On Friday, Eaton Corporation and Cooper Industries plc shareholders overwhelmingly approved proposals related to Eaton’s acquisition
of Cooper.
Eaton and Cooper entered into a transaction agreement on May 21 of this year by
which Eaton will acquire Cooper through the formation of a new Irish holding
company that will be renamed Eaton Corporation plc (“New Eaton”). The
acquisition of Cooper will be effected by a “scheme of arrangement” under Irish
law and, in connection with the acquisition, Eaton will merge with Turlock
Corporation, a wholly owned subsidiary of New Eaton. Following the consummation
of these transactions, both Eaton and Cooper will be wholly owned subsidiaries
of New Eaton.
The proposal to adopt the transaction agreement and approve the merger was
approved by shareholders holding 263,574,607 shares, representing 77.99% of the
outstanding Eaton shares as of the record date and 97.97% of the shares voted
at the meeting.
Irish law requires that Cooper hold two special meetings to approve the scheme
of arrangement: a court-ordered meeting and an extraordinary general meeting.
The proposal to approve the scheme of arrangement was approved by more than 99%
of the outstanding Cooper shares voted at each meeting.

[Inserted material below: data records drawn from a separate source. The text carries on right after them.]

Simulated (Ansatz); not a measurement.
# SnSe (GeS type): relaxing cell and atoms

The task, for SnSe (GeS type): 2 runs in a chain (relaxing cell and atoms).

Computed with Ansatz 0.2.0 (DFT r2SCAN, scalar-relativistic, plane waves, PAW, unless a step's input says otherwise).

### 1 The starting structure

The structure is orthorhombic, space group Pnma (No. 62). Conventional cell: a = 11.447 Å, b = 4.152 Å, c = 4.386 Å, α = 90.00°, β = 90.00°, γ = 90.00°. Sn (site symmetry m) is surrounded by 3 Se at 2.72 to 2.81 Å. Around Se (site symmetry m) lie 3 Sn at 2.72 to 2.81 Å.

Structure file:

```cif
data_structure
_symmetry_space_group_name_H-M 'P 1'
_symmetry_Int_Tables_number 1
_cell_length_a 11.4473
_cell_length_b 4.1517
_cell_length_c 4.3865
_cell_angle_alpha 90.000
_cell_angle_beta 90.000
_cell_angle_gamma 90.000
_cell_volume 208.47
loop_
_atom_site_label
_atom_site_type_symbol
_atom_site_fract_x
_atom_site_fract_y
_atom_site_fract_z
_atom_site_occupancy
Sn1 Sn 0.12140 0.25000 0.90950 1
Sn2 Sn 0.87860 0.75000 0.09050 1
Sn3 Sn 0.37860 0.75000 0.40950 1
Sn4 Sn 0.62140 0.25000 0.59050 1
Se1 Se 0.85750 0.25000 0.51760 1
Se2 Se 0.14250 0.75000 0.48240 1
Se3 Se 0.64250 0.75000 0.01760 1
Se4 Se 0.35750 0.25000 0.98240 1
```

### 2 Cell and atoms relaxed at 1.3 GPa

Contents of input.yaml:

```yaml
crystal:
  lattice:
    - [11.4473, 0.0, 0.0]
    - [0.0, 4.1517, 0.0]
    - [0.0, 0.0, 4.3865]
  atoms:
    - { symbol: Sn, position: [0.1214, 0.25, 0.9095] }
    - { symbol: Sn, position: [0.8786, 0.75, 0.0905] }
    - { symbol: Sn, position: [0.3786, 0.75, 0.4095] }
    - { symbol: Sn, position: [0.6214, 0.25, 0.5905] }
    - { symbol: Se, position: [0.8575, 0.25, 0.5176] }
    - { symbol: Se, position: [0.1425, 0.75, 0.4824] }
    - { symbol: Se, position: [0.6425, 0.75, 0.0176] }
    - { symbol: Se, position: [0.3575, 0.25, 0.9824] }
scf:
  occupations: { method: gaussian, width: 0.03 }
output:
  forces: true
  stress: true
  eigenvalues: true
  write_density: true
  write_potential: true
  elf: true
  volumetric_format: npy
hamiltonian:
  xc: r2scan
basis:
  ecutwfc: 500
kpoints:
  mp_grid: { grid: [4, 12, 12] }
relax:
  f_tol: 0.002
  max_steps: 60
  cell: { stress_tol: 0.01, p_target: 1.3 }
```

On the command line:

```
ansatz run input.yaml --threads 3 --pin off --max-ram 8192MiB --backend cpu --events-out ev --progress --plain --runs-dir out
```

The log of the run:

These shareholder approvals satisfy conditions to the closing of
the acquisition and the merger. The closing of these transactions remains
subject to regulatory approvals and other customary closing conditions but is
expected to occur later this year.
Alexander M. Cutler, Eaton chairman and chief executive officer, and Kirk Hachigian, Cooper
chairman and chief executive officer, said they were pleased that shareholders
approved the combination of Eaton and Cooper, which creates a premier global
power management company.
“The combination of Eaton and Cooper significantly strengthens our ability to
serve our customers with critical energy-saving technologies that meet the
world’s growing demand for energy-efficient, safe and reliable power,” Cutler
said. “Our strong, complementary product offerings provide expanded
opportunities to accelerate our global growth by addressing our customers’ most
complex electrical requirements.”
Eaton and Cooper shareholders also approved proposals to create distributable
reserves of New Eaton in order to facilitate payment of dividends by New Eaton
after closing and other proposals necessary to implement the transaction.